Forum Discussion
Deb_Allen_18
Apr 17, 2008Historic F5 Account
The original poster most likely resolved the issue by following the cookie persistence recommendation -- it's pretty reliable if your clients use cookies.
One approach we've recommended in the past is to set Simple/Source Address persistence with a 16 bit mask, which will cause all connections from any AOL proxy to clump together on the same persistence record. The downside there is that clumping to a single server can be quite dramatic if you have a high percentage of AOL users, and other (non-AOL) connections will clump together separately in the same manner.
As of LTM 9.0, we've added special support for AOL persistence intended to avoid the unnecessary clumping of non-AOL clients. To implement that configuration, follow the simple guidance of AskF5 SOL7004: Using Source Address Affinity for AOL persistence connections (Click here) and be sure to set a performance LB method such as Fastest or Least Connections to divert other traffic away from servers to which many connections are clumped.
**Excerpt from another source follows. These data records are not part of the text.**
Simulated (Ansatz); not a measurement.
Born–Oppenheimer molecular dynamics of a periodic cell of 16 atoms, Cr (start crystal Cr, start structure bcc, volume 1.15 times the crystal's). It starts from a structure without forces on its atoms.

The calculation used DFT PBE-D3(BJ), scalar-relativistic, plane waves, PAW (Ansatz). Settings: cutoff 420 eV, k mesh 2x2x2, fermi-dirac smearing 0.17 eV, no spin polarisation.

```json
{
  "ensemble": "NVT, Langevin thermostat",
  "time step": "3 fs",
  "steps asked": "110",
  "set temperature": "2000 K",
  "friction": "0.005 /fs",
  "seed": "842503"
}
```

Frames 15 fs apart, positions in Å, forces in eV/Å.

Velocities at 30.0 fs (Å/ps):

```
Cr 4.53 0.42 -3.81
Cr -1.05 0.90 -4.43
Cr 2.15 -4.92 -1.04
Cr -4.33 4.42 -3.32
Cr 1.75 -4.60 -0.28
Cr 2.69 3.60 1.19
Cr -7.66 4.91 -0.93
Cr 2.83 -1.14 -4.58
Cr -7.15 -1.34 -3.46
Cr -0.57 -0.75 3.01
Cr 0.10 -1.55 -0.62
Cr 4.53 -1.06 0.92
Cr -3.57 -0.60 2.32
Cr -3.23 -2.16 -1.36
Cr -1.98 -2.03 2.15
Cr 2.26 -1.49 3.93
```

If you have had difficulty with application timeouts using all of the proven persistence methods you mention, I'd suspect something other than the load balancer ignoring persistence tokens. I see you've looked into the possibility that your monitors are marking pool members down, which is a good start. If you really suspect LTM is the culprit, you'll need to correlate what the server logs with what LTM logs and what is seen in a packet trace or clientside transaction trace to figure out what's really going on. I would open a case with F5 Support once you have some evidence about LTMs misbehaviour, and/or and they can help guide you through that process of collecting & analyzing the information to determine the cause of the session timeouts.